Further, for the United States, tit-for-tat tariff policies will have highly distortionary effects on the production and consumption of the domestic economy. Revenues collected from the imposition of tariffs can somewhat offset the losses of American producers, but they cannot fully offset them. These losses are compounded when tariffs are imposed across all goods, including intermediate goods, as has been done by the United States administration.

The United States has fundamentally misunderstood the causes and consequences of its trade deficit with China without recognising that there has already been a global rebalancing in response to underlying structural problems that has been occurring since the global financial crisis.

As part of a global rebalancing, China’s exports-to-GDP ratio fell from 35 per cent in 2006 to about 17 per cent in 2018 and its consumption contribution to GDP rose to 76 per cent in 2018. The current account surplus in GDP has fallen from 11 per cent in 2007 to less than 1 per cent in 2018. Together with a rapidly aging population and falling savings ratios, this trend will continue towards more balanced trade.

If looked at from this perspective, the trade imbalance between the United States and China is a transitory rather than permanent phenomenon. Fighting over the trade imbalance through tit-for-tat tariff and non-tariff measures is simply inconsistent with the economic interests of both the United States and China.

While US expansionary fiscal and monetary policies worked for a period in 2018-19, growth has been easing towards the second quarter of this year and business confidence and investment are weakening. During the first half of 2019, imports from China to the United States also fell by 12 per cent and US exports to China fell by 19 per cent with the total value of bilateral trade falling by 14 per cent. The United States trade deficit actually increased by 10.4 per cent year-on-year in 2018 and in the first 6 months of 2019 the trade gap widened by a further 7.9 per cent.

Engaging in a trade war did not address the bilateral trade imbalance — it weakened domestic economic growth instead.

For China, much of what has been agreed in the bilateral trade negotiations is related to domestic reform such as market entry, technology transfer, intellectual property rights protection, SOE reform and private sector development. Despite concerns over the country’s ultimate alignment with the rules and spirit of the multilateral system, these reform measures together with China’s continued efforts to make up what was missing from its accession to the WTO in 2001 and its incremental process of transition can be viewed as a movement towards a more multilateral approach.

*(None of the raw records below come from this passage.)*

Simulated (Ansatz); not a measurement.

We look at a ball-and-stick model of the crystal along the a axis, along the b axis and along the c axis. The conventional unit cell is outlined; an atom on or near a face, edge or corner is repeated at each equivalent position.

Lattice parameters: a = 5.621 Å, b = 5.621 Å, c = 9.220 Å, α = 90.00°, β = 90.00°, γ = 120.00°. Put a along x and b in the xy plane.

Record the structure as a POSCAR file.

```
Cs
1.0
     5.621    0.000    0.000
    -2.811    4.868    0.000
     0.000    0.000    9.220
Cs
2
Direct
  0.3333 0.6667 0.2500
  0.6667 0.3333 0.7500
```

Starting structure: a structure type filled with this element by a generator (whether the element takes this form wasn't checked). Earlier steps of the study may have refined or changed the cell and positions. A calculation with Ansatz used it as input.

In this interconnected world, a country cannot thrive by isolating itself from international trade, capital flows and more advanced technologies — making the notion of a ‘decoupling’ of the world’s two major economies seemingly impossible. The simple truth is that the United States can’t thrive behind a high tariff wall and China can’t successfully restructure its model of growth and development without relying on global markets and technologies.

The economic growth rates of all major and emerging economies have already begun to decelerate and a world-wide economic slowdown is now a real possibility. The IMF lowered its forecasts for global growth in both 2019 and 2020. Ending the trade war is an urgent and important step towards restoring trade as an engine for growth and, depending on how it ends, it can be a beneficial outcome for both the United States and China as well as for the global economy.

Despite the trade war having exacerbated the multilateral trading system’s already deep crisis, the WTO continues to provide a rules-based system and it needs to be maintained and strengthened as part of any win-win outcome of the trade war. The WTO’s own problems will need to be dealt with through reform and there is a need to address the very real possibility that the WTO’s dispute-settlement mechanism will be completely paralysed if the United States continues to block the appointment of judges to the Appellate Body.

Fighting over trade has spilled over into other areas of confrontation between the major powers such as those over technology, currency and geopolitics. These confrontations may shake the very foundation of the global and regional institutional architectures that have been developed since the Second World War — leading to a very uncertain world. So much is at stake. The whole world is watching.

Ligang Song is Professor and Director of the China Economy Program at the Crawford School of Public Policy, College of Asia and the Pacific, The Australian National University.